Succession planning is a crucial process for any organization, as it ensures that the right talent is available to take on leadership roles when the need arises. Many organizations make the mistake of thinking that succession planning is simply about identifying a replacement for a key position, but it's much more than that. Succession planning is about talent development, and it involves identifying, developing, and retaining the right people for fundamental roles.
There are several reasons why succession planning is important for organizations. To begin, it ensures that the organization has the talent it needs to meet its strategic objectives. By identifying the skills and traits required for key positions, the organization can build a pipeline of talent that is aligned with its long-term goals. This helps to reduce the risk of leadership gaps, and ensures that the organization has the right people in place to drive success.

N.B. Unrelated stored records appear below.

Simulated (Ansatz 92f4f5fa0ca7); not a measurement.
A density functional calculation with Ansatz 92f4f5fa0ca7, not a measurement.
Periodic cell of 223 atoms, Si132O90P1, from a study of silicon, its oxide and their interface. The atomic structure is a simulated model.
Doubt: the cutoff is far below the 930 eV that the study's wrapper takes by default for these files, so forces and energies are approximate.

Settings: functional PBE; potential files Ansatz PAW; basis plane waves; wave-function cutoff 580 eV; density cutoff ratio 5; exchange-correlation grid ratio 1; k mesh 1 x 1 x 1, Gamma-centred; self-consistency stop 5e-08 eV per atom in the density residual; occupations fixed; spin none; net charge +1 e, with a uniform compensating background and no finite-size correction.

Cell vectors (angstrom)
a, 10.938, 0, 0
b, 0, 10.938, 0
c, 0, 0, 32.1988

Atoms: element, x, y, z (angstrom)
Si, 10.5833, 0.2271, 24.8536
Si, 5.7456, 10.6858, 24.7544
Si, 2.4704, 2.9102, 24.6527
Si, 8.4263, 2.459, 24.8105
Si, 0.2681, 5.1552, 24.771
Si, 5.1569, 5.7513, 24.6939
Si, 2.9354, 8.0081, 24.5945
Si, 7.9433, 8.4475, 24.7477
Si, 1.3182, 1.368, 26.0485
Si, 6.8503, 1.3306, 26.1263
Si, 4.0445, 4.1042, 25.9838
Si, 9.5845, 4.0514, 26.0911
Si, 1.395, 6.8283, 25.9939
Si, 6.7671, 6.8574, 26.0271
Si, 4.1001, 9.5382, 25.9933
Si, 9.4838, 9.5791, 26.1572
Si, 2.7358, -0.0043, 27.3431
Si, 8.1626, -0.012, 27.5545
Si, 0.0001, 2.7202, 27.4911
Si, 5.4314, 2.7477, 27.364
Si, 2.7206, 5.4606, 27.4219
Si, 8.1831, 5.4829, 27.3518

Second, succession planning provides a sense of stability, especially during times of crisis. If a prime leader were to leave unexpectedly, having a succession plan in place can help to ensure that the organization is not left without direction. Instead, the plan can provide a roadmap for immediate interim operations, covering the transition period needed to find and onboard a suitable replacement.
Finally, succession planning is an essential tool for forecasting workforce needs. With the rise of trends like the "Great Resignation" and "Silent Quitting," organizations need to be prepared for the potential loss of talent. By developing a pipeline of high-potential employees, organizations can ensure that they are prepared for any workforce changes that may arise.
A successful succession plan should include several pivotal elements including the primary skills and traits needed for each position, as well as a job description. This should include details on current processes and procedures, as well as communication best practices. In addition to identifying key positions and skills, the plan should also include a recruitment plan. This should involve identifying potential candidates for specific roles, both internally and externally, and providing them with the training and development they need to succeed.
Communication is also an essential element of a successful succession plan. This includes both public and internal communication, and should aim to showcase leadership change in a positive manner. It’s important to position the existing team as capable during the transition, emphasize the current stable status, and highlight the replacement once appointed. Finally, a successful succession plan should be aligned with the organization's strategic plan. This means identifying the critical skills that will be needed in the future, and developing a talent pipeline that supports those needs.
Unfortunately, there are several common mistakes that organizations make when it comes to succession planning. Here are some tips to avoid these blunders:
Don’t delegate responsibility for succession planning to HR: While HR can certainly play a role in the process, it's essential to involve key stakeholders from across the organization. This includes senior managers, board members, and even clients.
Avoid the mistake of targeting only senior managers for succession planning: While it's important to have a plan in place for top leadership positions, it's also essential to develop a pipeline of talent for other key roles. This includes identifying employees with high potential and providing them with the training and development they need to take on leadership roles in the future.
Think in terms of developing, not replacing people: Succession planning should be about identifying and developing talent, not simply putting a name in a slot. It's important to identify multiple people for key roles, as you never know how they will develop over time.
Making your plan a living document: Succession planning is an ongoing process, and it's important to regularly evaluate the plan to ensure that it remains aligned with the organization's strategic objectives.